Is there a fix for this?

I have done a search and cant find anything that matches this problem. Its a 1&1 server and they dont seem that keen on helping folk with their root servers so any advice would be greatly appreciated.
TIA
Bone
 
I wouldn't know how much disk space is needed to change a password (I'd say not a lot :)), but have you checked if you don't have some partition filled up completely?
 
/dev/md1 is 94% full, I havent got a clue whats causing that there is pretty much just one site on the server!

Thanks for the reply BTW :)
 
I don't know how big that partition is (I guess /dev/md1 is mounted as /?) and how big your site and other data is, but it could be log files filling up your disk if they're not being rotated.
 
I went through the directories on the server using putty and got rid of quite a few large log files. It has made no difference though to the size of that directory when viewed via the control pannel.

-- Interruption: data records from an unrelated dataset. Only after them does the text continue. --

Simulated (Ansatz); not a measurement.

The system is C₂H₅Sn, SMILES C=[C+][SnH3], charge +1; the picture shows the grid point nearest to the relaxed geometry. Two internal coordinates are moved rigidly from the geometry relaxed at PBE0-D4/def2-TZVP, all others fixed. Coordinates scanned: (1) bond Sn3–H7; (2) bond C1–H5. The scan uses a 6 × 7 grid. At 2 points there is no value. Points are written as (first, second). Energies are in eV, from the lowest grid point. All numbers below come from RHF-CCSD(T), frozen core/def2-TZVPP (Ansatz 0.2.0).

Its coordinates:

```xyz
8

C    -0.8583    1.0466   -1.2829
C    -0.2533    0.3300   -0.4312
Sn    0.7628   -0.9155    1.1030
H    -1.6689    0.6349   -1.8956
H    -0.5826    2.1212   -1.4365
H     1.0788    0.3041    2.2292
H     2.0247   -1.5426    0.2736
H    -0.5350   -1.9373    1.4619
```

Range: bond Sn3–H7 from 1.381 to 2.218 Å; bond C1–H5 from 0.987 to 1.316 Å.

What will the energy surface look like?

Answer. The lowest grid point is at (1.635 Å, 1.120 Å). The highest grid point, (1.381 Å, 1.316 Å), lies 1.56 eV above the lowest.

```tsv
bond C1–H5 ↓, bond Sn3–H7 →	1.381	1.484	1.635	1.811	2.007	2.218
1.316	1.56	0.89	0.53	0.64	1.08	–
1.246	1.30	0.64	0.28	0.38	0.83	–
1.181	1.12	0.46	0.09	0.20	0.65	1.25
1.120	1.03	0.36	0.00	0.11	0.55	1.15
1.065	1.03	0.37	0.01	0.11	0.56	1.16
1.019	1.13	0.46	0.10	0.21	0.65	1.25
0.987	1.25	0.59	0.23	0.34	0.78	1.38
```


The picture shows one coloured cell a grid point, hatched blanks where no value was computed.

How would I find out which directory dev/md1 is on the server? Ive been using plesk for about 5 years in various flavours I use it because it meansI donthave to get myhands too dirty with linux.

Once again any help would be greatly appreciated. I have caried out a search on these forums and using google but nothing has turned up that helps.
 
Here are the results:





Filesystem Size Used Avail Use% Mounted on
/dev/md1 950M 912M 0 100% /
/dev/md5 4.7G 1.4G 3.4G 28% /usr
/dev/md7 137G 2.0G 135G 2% /var
/dev/md6 4.7G 18M 4.7G 1% /home
none 493M 4.0K 493M 1% /tmp
 
Well yes, it seems like / doesn't have too much space left. Though you'd think that 38 MB of free space would be enough to change a password. :)
 
Any ideas what I can do about it and how I go about it, there is a huge ammount of space free on the drive doing nothing :)
 
See if you have anything stored on the / partition that you don't really need there. In /root you might have psa and/or swsoft directories containing the downloaded Plesk packages (downloaded by the autoinstaller and/or Plesk Updater). It should be safe to remove these directories.

In general you can use the du command to find out how much disk space something is using. The following will tell you how much every one of your top-level directories is taking up (might take while!):

Code:
cd /
du -sh *

You can cd into a directory and run du -sh * there to see how much each of the subdirectories in there takes up. I'd check /root first for the directories I mentioned above.

Usually I go with just a small /boot partition, a 2*RAM /tmp partition and use the rest as /. Would have prevented this problem.
 
OK Ill take a look again, is there any way to make the partition bigger?

Thanks very much for your help.
 
Only if you're using LVM (it looks like you don't) and you'll first need to shrink another partition if all all of your disk is already partitioned (which is probably the case). You could maybe get an extra drive, copy over the / filesystem using dd (and expand it afterwards) and make sure you change your fstab properly afterwards.

Have you already checked if you can find some stuff on that partition that you can get rid of?
 
Please forgive my ignorance :) I had a look last night but if the md1 directory is actually the / directory surely anything in the root of the drive is taking space? Does that include all the directories in the root of the drive too? Im a bit confused about that, after all every file on the server is in the root of the drive isnt it?

I can see I need to do some more reading up on linux. :)

Im just about to dissapear for a couple of days ill have another look when i get back.
 
Please forgive my ignorance :) I had a look last night but if the md1 directory is actually the / directory surely anything in the root of the drive is taking space? Does that include all the directories in the root of the drive too? Im a bit confused about that, after all every file on the server is in the root of the drive isnt it?

It can be, but since you have separate partitions for /usr, /var, /home and /tmp any files under those locations will be stored in separate partitions. But all other files (/root, /opt, etc.) will all end up in that 950 MB partition on /dev/md1.

The Linux filesystem is very flexible. You can't add a drive on a Windows machine and use its free space as C:\Windows\Temp for instance, while on Linux you can add a drive and mount it as /tmp (when previously tmp was a directory on the / partition). Flexibility is nice, but can be confusing I guess. LVM adds the ability to easily resize partition and even join multiple disks into large partitions, etc.
 
Thanks very much for clearing that up for me. Ill spend some time over the weekend and try and either resize it or delete some more log files.